Tea Industry Regulations, 2020

The Kenya Tea Sector Lobby which represents over 6,000 small scale farmers across the country has been advocating for reforms in the sector for a while now mainly related to the Kenya Tea Development Agency (KTDA) which is owned by 54 Corporate Tea Companies and which so far has had sole oversight of the sector. Complaints so far have been made on delayed payments to farmers, collusion by brokers, mismanagement of funds and poor corporate governance by KTDA.

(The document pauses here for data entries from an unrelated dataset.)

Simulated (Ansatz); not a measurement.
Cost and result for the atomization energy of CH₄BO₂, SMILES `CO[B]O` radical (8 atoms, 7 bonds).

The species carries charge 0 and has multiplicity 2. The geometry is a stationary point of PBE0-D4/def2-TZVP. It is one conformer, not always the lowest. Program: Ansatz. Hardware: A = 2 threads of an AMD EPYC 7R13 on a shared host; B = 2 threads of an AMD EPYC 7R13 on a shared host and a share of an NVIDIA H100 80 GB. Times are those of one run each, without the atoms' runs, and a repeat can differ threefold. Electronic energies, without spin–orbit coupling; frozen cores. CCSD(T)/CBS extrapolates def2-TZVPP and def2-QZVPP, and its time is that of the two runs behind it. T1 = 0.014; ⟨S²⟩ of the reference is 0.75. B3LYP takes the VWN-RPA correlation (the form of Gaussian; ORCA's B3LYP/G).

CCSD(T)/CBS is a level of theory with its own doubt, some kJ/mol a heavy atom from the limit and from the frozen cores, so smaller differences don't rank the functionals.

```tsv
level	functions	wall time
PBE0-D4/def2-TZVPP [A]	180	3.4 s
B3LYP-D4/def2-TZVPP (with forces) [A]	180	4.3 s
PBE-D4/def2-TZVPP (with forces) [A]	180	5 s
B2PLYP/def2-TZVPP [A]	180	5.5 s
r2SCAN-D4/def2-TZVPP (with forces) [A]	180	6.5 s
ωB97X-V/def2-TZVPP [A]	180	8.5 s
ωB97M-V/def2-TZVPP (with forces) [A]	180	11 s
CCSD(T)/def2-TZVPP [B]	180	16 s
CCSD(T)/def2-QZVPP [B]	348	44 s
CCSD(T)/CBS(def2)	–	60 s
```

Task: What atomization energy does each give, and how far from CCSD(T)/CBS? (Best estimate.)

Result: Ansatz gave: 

In December 2019, CS Peter Munya was directed to oversee changes in the sector and address these issues. The CS issued draft regulations on 14 April 2020 but on 1st May, 2020, the lobby proposed further changes as follows:

  • Management fees be brought down in line with global standards of 1% as opposed to the 2.5% currently being charged by KTDA.
  • The maximum fees chargeable by brokers should be capped at the global benchmark rate of 0.25%,  as opposed to the current 1.25% being charged by brokers.
  • That the government through the Finance Act, 2020, scrap lot charge, and VAT on tea bought for local consumption. This will allow the farmer to have enhanced earnings while making the sector attractive for the development of a cottage tea manufacturing and packing industry.
  • The proposed regulations provide for funds from the sale of tea being transmitted to the factory within 14 days of purchase. The lobby proposes that the regulation specify penalties that would arise if the payment is made later than 14 days prescribed in the Act, to ensure prompt payment of farmers.
  • To remove any undue control of tea factories by the management agent (KTDA), the lobby further proposes that the role of making investment decisions for the factory should also be exempted from any management agent agreement to ensure that grower funds are fully controlled by the factory directors. KTDA should further be required to sell off all its non-tea-marketing related subsidiaries and properties and subsequently distribute those funds to the factories.
  • There appears to be little involvement of the County Governments in the sector save for licensing of tea nurseries under regulation considering that agriculture is a devolved function as per schedule 4 of the Constitution. They propose that the county governments’ involvement in the implementation of these regulations be mainstreamed.
  • To secure farmers’ incomes, the lobby proposes that within a year of operationalization of these regulations, the Cabinet Secretary shall issue guidelines on the development of a framework for a sustainable Minimum Guaranteed Return (MGR) for tea farmers. This price stabilization program they say should be drawn up along global best practices and ensure it does not create loopholes to enrich the tea cartels.
  • Lastly, for a transparent transition into the new regulations, it is incumbent on the Government to appoint an accredited international audit firm to carry out a forensic audit on KTDA Holdings, its subsidiaries, and all its 68 factories since the year 2000. This will assist in bringing closure to accusations of malpractice and set the tone for the lawful implementation of the Regulations and the prudent custody of public resources.